Tennessee football's Josh Heupel is similar to Lane Kiffin in one notable way | Toppmeyer
Don’t worry, Vols fans.
Nothing indicates that USC is Josh Heupel’s dream job, that the Trojans are interested in Tennessee's coach or that he would bolt after one season.
That was Lane Kiffin’s move, of course. He dashed for La La Land after his lone season coaching Tennessee.
Kiffin, now in his second season at No. 14 Ole Miss (4-1, 1-1 SEC), will return to Neyland Stadium on Saturday (7:30 p.m. ET, SEC Network) to face Heupel’s Vols (4-2, 2-1), who have scored more than 40 points in back-to-back conference games.

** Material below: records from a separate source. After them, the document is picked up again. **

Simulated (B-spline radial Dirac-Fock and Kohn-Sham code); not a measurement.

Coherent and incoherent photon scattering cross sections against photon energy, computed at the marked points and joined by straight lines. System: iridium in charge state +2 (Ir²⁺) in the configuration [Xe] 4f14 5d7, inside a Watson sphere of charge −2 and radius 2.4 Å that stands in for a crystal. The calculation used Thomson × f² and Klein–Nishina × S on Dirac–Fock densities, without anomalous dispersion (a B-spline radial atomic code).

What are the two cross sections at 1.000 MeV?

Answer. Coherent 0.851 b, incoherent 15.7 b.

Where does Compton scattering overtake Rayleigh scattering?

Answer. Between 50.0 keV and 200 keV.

Not since Kiffin coached UT has its offense been this electric under a first-year coach. The Vols went 7-6 in 2009 under Kiffin, scoring at least 30 points in each victory.
Tennessee has eclipsed 30 points five times this season. That’s already the best mark by a first-year UT coach since Kiffin.
The Vols reached 30 points four times in Derek Dooley’s first season in 2010, and again in Butch Jones’ first season in 2013. They only hit 30 points twice during Jeremy Pruitt’s inaugural season in 2018, a warning of the offensive woefulness that would become a hallmark of the Pruitt era.
The comparisons between Kiffin and Heupel don’t end at point totals.
They’re former college quarterbacks, although Heupel performed at a much higher level as a Heisman Trophy runner-up at Oklahoma.
Both coaches are known for quarterback development.
Ole Miss quarterback Matt Corral is a favorite for the Heisman Trophy. He has thrown 12 touchdowns with no interceptions, and he has eight rushing touchdowns.
The only SEC quarterback with a better quarterback rating than Corral? That's Tennessee’s Hendon Hooker, a Virginia Tech transfer who has flourished after becoming the Vols’ starter in Week 3.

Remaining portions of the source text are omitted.